Selection of teachers important too
Chukka Ramaiah: Selection of Teachers Important Too, This reaffirms my conviction that miracles in education are more a matter of mentor and ward relationships and bonding than a matter of infrastructure, technology and rigorous drilling by purely academically qualified faculty.
In any sincere learner’s life, it is a great fortune to be guided by a good teacher and likewise in a good teacher’s life, it is a greater fortune to be able to guide good learners. When a happy coincidence brings forth such momentous interactions, one need not wonder if the wards outshine their tutors or mentors and rise to iconic heights. Just like I do, I am sure that all proud teachers cherish their memories of the alchemy which their sincere and simple exchanges had on their wards, just as all good students recall the impact of their favorite mentors in making them what they are. This reaffirms my conviction that miracles in education are more a matter of mentor and ward relationships and bonding than a matter of infrastructure, technology and rigorous drilling by purely academically qualified faculty.
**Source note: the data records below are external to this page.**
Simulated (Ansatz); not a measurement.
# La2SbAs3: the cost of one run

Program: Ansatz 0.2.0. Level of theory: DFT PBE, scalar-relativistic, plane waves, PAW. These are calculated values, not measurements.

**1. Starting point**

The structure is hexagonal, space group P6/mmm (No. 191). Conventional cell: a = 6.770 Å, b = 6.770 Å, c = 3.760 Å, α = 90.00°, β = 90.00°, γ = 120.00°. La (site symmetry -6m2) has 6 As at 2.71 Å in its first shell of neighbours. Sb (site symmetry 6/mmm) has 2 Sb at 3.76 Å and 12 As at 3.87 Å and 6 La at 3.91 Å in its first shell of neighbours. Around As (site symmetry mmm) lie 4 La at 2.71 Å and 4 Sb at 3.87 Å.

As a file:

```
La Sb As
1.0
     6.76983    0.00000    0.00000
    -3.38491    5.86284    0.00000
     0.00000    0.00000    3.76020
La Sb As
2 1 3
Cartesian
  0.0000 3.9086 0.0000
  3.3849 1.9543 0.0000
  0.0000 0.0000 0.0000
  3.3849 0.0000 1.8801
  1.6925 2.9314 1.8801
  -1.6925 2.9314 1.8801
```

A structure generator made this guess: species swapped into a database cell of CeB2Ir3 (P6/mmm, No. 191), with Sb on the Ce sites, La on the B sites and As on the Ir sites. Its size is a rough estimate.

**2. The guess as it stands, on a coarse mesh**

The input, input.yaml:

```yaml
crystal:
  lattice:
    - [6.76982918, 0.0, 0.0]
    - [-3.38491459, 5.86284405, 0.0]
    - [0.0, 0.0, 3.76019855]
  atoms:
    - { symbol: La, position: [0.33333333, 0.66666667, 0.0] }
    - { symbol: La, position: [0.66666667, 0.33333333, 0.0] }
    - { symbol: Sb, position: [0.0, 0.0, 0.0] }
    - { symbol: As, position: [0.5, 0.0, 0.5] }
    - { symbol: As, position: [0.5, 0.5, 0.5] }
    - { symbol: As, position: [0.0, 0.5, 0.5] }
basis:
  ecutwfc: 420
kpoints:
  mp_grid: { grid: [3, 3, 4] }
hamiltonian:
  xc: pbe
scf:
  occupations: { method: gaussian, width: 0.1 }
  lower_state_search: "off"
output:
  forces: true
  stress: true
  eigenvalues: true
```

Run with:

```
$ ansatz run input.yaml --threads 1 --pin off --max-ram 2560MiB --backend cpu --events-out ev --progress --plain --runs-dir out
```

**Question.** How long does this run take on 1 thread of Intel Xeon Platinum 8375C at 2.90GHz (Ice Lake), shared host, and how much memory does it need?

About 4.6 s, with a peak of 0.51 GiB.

This week, I had an opportunity to share my views in this regard with one of my sisters who was concerned at our teacher selection process which gives more importance to academics while ignoring other crucial aspects that make a true teacher. I agreed with her that while selecting teachers for residential schools like Navodaya Vidyalayas, Kendriya Vidyalayas, Model schools and their like, the interviewers need to look out also for some vital signs like enthusiasm, good sense of humor, a friendly nature, genuine love for the learners, emotional balance, flexibility etc. If he or she lacks the humane touch, one can never gauge the havoc, the psychological torture a so-called teacher can cause on the young minds that stay away from home, relying on the teachers’ guidance and affection in their formative years.
Being a teacher in such schools is a great challenge, it not only demands 24/7 involvement but the willingness to mingle with the adolescents in a supportive, positive way, gain their trust, be a role model and become a part of the huge ‘family’ of students and peers in an ideal way. My experience in such residential schools in different capacities has enriched my life and has at the same time increased my concern for the ‘young vulnerables’. Those who are tempted to work here for the monetary benefits and other incentives may get selected if they have the hardskills, but it would be a great injustice to the stakeholders and would undermine our vision of encouraging the all-round development and fostering a healthy attitude in our young learners.
Selection should be based on the purpose for which we need the teachers. In corporate schools where acquiring marks becomes the prime motive, the selection should be based on specific skills in enhancing percentage while in residential schools, the teachers’ role is different. Of course, there are some points allotted in interviews, for communication skills and personality too, but certainly the interviewers need to evaluate here by asking the right type of questions which would bring out the true personality. Routine questions like ’Why should we select you?’ or ‘Tell us something about yourself in one minute’ are definitely not yardsticks to gauge the personality. Very often what one elicits by such routine questions is all but stereotyped responses.
One needs to be blessed with innate talents and natural abilities which get fine-tuned through experience, to become a teacher who gets immersed in his class, shares the joy of learning again and again, radiates a sense of pleasure and never misses the human touch and sense of humor, whatever be the content. Building bonds of affection, concern and trust comes from respecting the individual identity of each learner, calling them by their names and that too, not just for reprimanding but for appreciation.However drab a subject may be, a teacher who helps the youngsters by making them at home succeeds in making his subject quite interesting.
Teaching should be a pleasurable experience for both the parties involved. The teacher must be always willing to be a facilitator keen on prodding the learners’ ability beyond the comfort zone, offering multiple scaffolds enabling them to grow into independent thinkers and learners. A teacher who gives a challenging question which may tease the learners, inspires and encourages them to stretch their skills, never underestimates their potential but helps them to build self-confidence is what the residential schools need. One who checks if his learners have understood what he taught in the class, not just by getting a group answer in the class, but by caring to interact with the learners in private, one who has the patience to introspect and improve continuously is the one we need.
Therefore, how about doing some homework and designing questions which reveal the interviewees’ innovative capacity, innate talents, natural inclination for teaching, passion for the profession, creative thinking, empathy and emotional intelligence apart from the degrees and marks scored therein? Let our future be in safe and caring hands!